- Associated Press - Sunday, February 7, 2016

GLENWOOD SPRINGS, Colo. (AP) - Skiers looking for new thrills are heading to ski resorts after dark, filling parking lots and climbing ski runs after the sun goes down.

It’s all part of a sport called “uphilling,” and it’s seeing a big surge in popularity

At Sunlight Ski Resort near Glenwood Springs, skiers flock to the parking lots after the resort closes for the day, using skis, snowshoes and other equipment that has been adapted to uphill climbing in snow.

“I’ve been coming up here to do this for 19 years,” said snowboarder Darin Binion of Carbondale. “I remember that hardly anyone else was around doing this kind of thing back then.”

In addition to Aspen Skiing Co.’s four mountain ski areas, Sunlight has helped make the valley an uphillers’ destination, with the support of ski areas, compared with other areas of the country that have limited or even prohibited uphill skiing.

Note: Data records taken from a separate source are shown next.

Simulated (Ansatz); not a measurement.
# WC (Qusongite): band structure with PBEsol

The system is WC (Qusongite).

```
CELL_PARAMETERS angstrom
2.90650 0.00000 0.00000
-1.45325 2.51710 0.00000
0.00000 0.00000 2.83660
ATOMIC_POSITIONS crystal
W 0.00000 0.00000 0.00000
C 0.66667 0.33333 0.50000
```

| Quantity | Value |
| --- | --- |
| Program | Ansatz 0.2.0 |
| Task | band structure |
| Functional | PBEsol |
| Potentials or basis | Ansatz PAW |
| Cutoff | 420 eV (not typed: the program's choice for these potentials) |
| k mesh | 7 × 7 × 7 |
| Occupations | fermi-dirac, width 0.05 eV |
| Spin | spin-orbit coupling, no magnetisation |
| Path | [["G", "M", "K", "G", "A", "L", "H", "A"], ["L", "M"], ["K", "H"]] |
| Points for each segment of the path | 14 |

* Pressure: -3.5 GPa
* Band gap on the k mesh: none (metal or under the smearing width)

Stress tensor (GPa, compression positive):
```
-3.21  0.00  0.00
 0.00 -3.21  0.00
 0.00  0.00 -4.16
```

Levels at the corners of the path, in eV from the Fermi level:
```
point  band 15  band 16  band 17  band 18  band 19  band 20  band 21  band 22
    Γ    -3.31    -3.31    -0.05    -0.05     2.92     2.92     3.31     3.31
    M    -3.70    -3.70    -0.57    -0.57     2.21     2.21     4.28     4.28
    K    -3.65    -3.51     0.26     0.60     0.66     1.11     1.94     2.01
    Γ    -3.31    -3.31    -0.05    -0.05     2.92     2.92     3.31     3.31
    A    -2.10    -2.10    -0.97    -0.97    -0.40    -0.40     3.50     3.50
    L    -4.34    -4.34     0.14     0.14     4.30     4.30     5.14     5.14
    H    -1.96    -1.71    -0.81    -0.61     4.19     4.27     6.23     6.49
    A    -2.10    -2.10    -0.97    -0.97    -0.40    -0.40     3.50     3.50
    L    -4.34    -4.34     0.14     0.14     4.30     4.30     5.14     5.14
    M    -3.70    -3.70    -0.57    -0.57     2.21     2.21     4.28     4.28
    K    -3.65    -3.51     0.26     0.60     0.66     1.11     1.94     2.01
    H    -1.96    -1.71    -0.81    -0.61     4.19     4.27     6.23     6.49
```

“We are obviously big fans of people simply having fun in the snow,” said Troy Hawks, Sunlight marketing and sales director. “There is a passion for this activity right now, and we no doubt want to see people out there going up, going down, sliding around and just enjoying themselves.”

Assistant General Manager Tom Hays remembers when the sport was not quite so common, the Glenwood Springs Post Independent reported (http://tinyurl.com/hqqzosa).

“Back in 2006 Sunlight hosted a 24-hour endurance race that was pretty brutal - we had people skinning up and skiing down the mountain as many times as they could in one day,” he said. “People were excited, and around that time they began training and becoming interested in the sport - I think that’s when uphilling and ski mountaineering really started to catch on here.”

Hays said the resort set rules to make safety a priority, including requirements to avoid ski grooming and other equipment after dark.

“First we ask that people get a hiker’s pass - it’s free of charge, and includes a map of the recommended route,” he said. “We need people to stick to the side of the trail near treeline, especially after dark, and always remember that downhill skiers have right-of-way.”